Detect if source is CSS/HTML/JavaScript

Detect if source is CSS/HTML/JavaScript - javascript

I want to use js beautify on some source but there isn't a way to detect what type of source it is. Is there any way, crude or not, to detect if the source is css, html, javascript or none?
Looking at their site they have this that looks like it'll figure out if it's html:
function looks_like_html(source) {
// <foo> - looks like html
// <!--\nalert('foo!');\n--> - doesn't look like html
var trimmed = source.replace(/^[ \t\n\r]+/, '');
var comment_mark = '<' + '!-' + '-';
return (trimmed && (trimmed.substring(0, 1) === '<' && trimmed.substring(0, 4) !== comment_mark));
}
just need to see if it's css, javascript or neither. This is running in node.js
So this code would need to tell me it's JavaScript:
var foo = {
bar : 'baz'
};
where as this code needs to tell me it's CSS:
.foo {
background : red;
}
So a function to test this would return the type:
function getSourceType(source) {
if (isJs) {
return 'js';
}
if (isHtml) {
return 'html';
}
if (isCss) {
return 'css';
}
}
There will be cases where other languages are used like Java where I need to ignore but for css/html/js I can use the beautifier on.

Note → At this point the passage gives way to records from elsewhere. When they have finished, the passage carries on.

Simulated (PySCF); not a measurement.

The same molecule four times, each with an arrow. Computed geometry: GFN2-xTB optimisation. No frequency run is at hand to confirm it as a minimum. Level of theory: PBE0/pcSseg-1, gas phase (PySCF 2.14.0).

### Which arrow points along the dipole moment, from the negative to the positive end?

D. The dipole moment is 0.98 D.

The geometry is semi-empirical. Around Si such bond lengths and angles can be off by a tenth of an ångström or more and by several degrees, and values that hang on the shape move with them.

Short answer: Almost impossible.
- Thanks to Katana's input
The reason: A valid HTML can contain JS and CSS (and it usually does). JS can contain both css and html (i.e.: var myContent = '< div >< style >CSS-Rules< script >JS Commands';). And even CSS can contain both in comments.
So writing a parser for this close to impossible. You just cannot separate them easily.
The languages have rules upon how to write them, what you want to do is reverse architect something and check whether those rules apply. That's probably not worth the effort.
Approach 1
If the requirement is worth the effort, you could try to run different parsers on the source and see if they throw errors. I.e. Java is likely to not be a valid HTML/JS/CSS but a valid Java-Code (if written properly).
Approach 2
- Thanks to Bram's input
However if you know the source very well and have the assumption that these things don't occur in your code, you could try the following with Regular Expressions.
Example
<code><div>This div is HTML var i=32;</div></code>
<code>#thisiscss { margin: 0; padding: 0; }</code>
<code>.thisismorecss { border: 1px solid; background-color: #0044FF;}</code>
<code>function jsfunc(){ { var i = 1; i+=1;<br>}</code>
Parsing
$("code").each(function() {
code = $(this).text();
if (code.match(/<(br|basefont|hr|input|source|frame|param|area|meta|!--|col|link|option|base|img|wbr|!DOCTYPE).*?>|<(a|abbr|acronym|address|applet|article|aside|audio|b|bdi|bdo|big|blockquote|body|button|canvas|caption|center|cite|code|colgroup|command|datalist|dd|del|details|dfn|dialog|dir|div|dl|dt|em|embed|fieldset|figcaption|figure|font|footer|form|frameset|head|header|hgroup|h1|h2|h3|h4|h5|h6|html|i|iframe|ins|kbd|keygen|label|legend|li|map|mark|menu|meter|nav|noframes|noscript|object|ol|optgroup|output|p|pre|progress|q|rp|rt|ruby|s|samp|script|section|select|small|span|strike|strong|style|sub|summary|sup|table|tbody|td|textarea|tfoot|th|thead|time|title|tr|track|tt|u|ul|var|video).*?<\/\2/)) {
$(this).after("<span>This is HTML</span>");
}
else if (code.match(/(([ trn]*)([a-zA-Z-]*)([.#]{1,1})([a-zA-Z-]*)([ trn]*)+)([{]{1,1})((([ trn]*)([a-zA-Z-]*)([:]{1,1})((([ trn]*)([a-zA-Z-0-9#]*))+)[;]{1})*)([ trn]*)([}]{1,1})([ trn]*)/)) {
$(this).after("<span>This is CSS</span>");
}
else {
$(this).after("<span>This is JS</span>");
}
});
What does it do: Parse the text.
HTML
If it contains characters like '<' followed by br (or any of the other tags above) and then '>' then it's html. (Include a check as well since you could compare numbers in js as well).
CSS
If it is made out of the pattern name(optional) followed by . or # followed by id or class followed by { you should get it from here... In the pattern above I also included possible spaces and tabs.
JS
Else it is JS.
You could also do Regex like: If it contains '= {' or 'function...' or ' then JS. Also check further for Regular Expressions to check more clearly and/or provide white- and blacklists (like 'var' but no < or > around it, 'function(asdsd,asdsad){assads}' ..)
Bram's Start with what I continued was:
$("code").each(function() {
code = $(this).text();
if (code.match(/^<[^>]+>/)) {
$(this).after("<span>This is HTML</span>");
}
else if (code.match(/^(#|\.)?[^{]+{/)) {
$(this).after("<span>This is CSS</span>");
}
});
For more Information:
http://regexone.com is a good reference.
Also check http://www.sitepoint.com/jquery-basic-regex-selector-examples/ for inspiration.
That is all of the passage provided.